FDIC Warns On Deceptive CD Rate Offers
Due to the very low interest rate policies of the Federal Reserve, savers have been hammered into oblivion. Short term treasury securities with a one year maturity offer rates barely above zero. Banks are offering longer term CD rates that approach only a tiny 2% yield. Under such circumstances, it is only normal that savers searching for higher FDIC guaranteed rates would be a prime target for firms offering deceptive high CD yields. The FDIC issued the following warning today to be suspicious of firms offering above market CD rates that are not FDIC guaranteed.
The FDIC has received inquiries and complaints about certain companies advertising above-market interest rates for FDIC-insured Certificates of Deposit (CDs). Some of these ads display the FDIC logo or state “FDIC Insured.” Many of these companies are not FDIC-insured banks. Rather, they are insurance or financial service companies that sell non-insured financial products. The small print in the ads may state that the company is not an FDIC-insured financial institution.

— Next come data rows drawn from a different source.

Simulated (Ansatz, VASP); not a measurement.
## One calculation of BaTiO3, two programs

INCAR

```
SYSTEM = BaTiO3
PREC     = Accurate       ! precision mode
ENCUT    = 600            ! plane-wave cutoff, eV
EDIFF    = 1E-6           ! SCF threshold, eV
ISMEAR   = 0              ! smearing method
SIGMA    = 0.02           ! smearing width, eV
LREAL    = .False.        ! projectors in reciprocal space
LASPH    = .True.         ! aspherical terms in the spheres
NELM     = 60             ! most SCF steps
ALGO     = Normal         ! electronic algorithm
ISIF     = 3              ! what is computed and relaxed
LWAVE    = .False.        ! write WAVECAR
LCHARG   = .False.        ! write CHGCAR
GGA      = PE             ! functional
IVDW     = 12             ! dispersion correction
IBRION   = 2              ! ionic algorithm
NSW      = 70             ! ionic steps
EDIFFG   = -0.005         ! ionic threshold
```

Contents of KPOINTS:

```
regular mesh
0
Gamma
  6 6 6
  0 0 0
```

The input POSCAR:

The advertised CDs generally offer above-market interest rates for only a short term, require a minimum amount, and insist that the customer visit a company office. The advertisement’s goal is to attract consumers for the company’s non-deposit products or services. If a customer asks to purchase the advertised CD, the company will direct the customer to a computer terminal in the company’s office to purchase a CD from an FDIC-insured financial institution that accepts Internet deposits. The CD will be offered at a rate lower than advertised. The company typically writes a separate check to the financial institution for the difference between the bank’s rate and the advertised rate for the term of the CD. Both checks are mailed to the bank, and the bank then issues the CD for the increased amount, but at the bank’s lower interest rate.
Problem institutions desperate for money to stay afloat have been the prime culprits in luring unsuspecting savers to deposit their money with them with the false promise that their funds are FDIC insured, when in fact they are not. Depositing your savings with such unsavory institutions could easily lead to the loss of your entire deposit, as happened recently with Stanford Financial.
WASHINGTON — Federal prosecutors filed criminal charges against R. Allen Stanford, accusing the Texas financier and several officials in his once-booming financial firm of conspiring with a top Caribbean regulator in a $7 billion scheme to defraud investors.
A revised SEC complaint filed Friday said the fraud stretched over at least 10 years. Stanford International Bank, the complaint alleged, sold more than $7.2 billion of what investors believed were high-yielding certificates of deposit. Many were seeking safety amid the tumult of the unstable financial markets in countries such as Venezuela.
Hundreds of investors who were promised double-digit interest rates, well above rates offered by CDs sold by major banks, instead have been left with the likelihood they will collect little of their invested funds.
Instead of safe investments, the Stanford companies “misappropriated billions of dollars of investor money” and squandered the funds on “speculative, unprofitable private businesses controlled by Mr. Stanford,” the SEC complaint said.
Most Fraud Cannot Occur Without Investor Greed
INVESTIGATE before you place your money with an institution that your are not familiar with. To be safe and certain that your are dealing with an FDIC insured institution, check directly with the FDIC on their website at http://www2.fdic.gov/idasp/main_bankfind.asp. If the bank is legitimate and FDIC insured, it will be on the FDIC insured list. Do your homework before investing your precious savings and do not let greed override common sense – most Ponzi schemes and financial fraud would not occur if investors did not let greed override common sense. If something sounds too good to be true, it usually is.